BA/IAG heard from:

You got two conflicting points. The shareholders usually end up with nothing after bankruptcy because they're the owners. Would you rather that the employees lose everything to keep the owners' losses to a minimum?

The current shareholders won't get any windfall - they lose whatever they invested in the current stock.
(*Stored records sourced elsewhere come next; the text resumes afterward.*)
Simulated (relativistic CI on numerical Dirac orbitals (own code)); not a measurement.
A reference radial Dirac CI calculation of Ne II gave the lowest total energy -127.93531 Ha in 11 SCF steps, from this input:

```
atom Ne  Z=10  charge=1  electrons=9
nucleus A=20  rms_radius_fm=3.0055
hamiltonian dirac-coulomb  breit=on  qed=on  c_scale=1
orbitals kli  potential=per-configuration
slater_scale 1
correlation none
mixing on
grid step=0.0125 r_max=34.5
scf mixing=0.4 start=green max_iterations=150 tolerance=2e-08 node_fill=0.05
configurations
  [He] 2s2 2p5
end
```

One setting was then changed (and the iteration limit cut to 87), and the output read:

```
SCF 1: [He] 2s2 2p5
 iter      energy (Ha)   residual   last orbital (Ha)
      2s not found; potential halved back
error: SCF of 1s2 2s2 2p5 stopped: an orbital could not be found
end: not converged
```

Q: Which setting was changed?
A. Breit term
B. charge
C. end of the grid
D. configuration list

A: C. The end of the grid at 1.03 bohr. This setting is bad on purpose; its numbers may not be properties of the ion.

Now, you can certainly argue that if the owners are gonna lose everything, at least senior management should be in that boat too - why should the people who ran the company in to bankruptcy come out whole while their bosses (the shareholders) get nothing? To me, that's the absurdity of bankruptcy...

Jim
The point I was attempting to make was the existing shareholders could be issued new stock, thereby keeping them in the family instead running away.
 
The point I was attempting to make was the existing shareholders could be issued new stock, thereby keeping them in the family instead running away.
Highly unlikely. I'm not even sure if it's legally possible for the shareholders to come out of bankruptcy in better shape than the unsecured creditors. Heck, US threw 2 complete sets of shareholders under the bankruptcy bus.

Jim
 
http://online.wsj.com/article/SB10001424052970203806504577181203535415244.html

British Airways Holds Keys to AMR

US Airways Group Inc. has its own ambitions to merge with AMR, which entered bankruptcy-court protection in late November. US Airways hasn't had direct talks with IAG but is building a case internally for how a US Airways combination with American Airlines would help British Airways by beefing up the U.S. carrier's presence in eastern U.S. cities where it is losing relevance to newly merged competitors, other people familiar with the matter said.

British Airways in the early 1990s took a 24% stake in a US Airways predecessor. While the relationship ended a couple of years later, the U.K. carrier is well acquainted with the network the U.S. airline could bring to British Airways and to Oneworld, a person familiar with the matter.

US Airways is in the Star Alliance, the largest of the groupings. Fellow U.S.-based Star members United Airlines and Continental Airlines merged in 2010, and US Airways has continued to feed its partners with its strong East Coast network. If US Airways were to merge with AMR, it would be open to joining Oneworld, some people said. That would help restore American Airlines' eroded East Coast network by bringing in US Airways' routes to small East Coast markets and its connecting hubs in Philadelphia and Charlotte, N.C.
 
I've been saying for well over a year that I'd expect something with TPG & BA/IAG. Here's one shoe. And reliable sources say that TPG would likely be willing to back what they consider to be the right deal. Let's see if they come out of the woodwork --- they've said nary a word since November.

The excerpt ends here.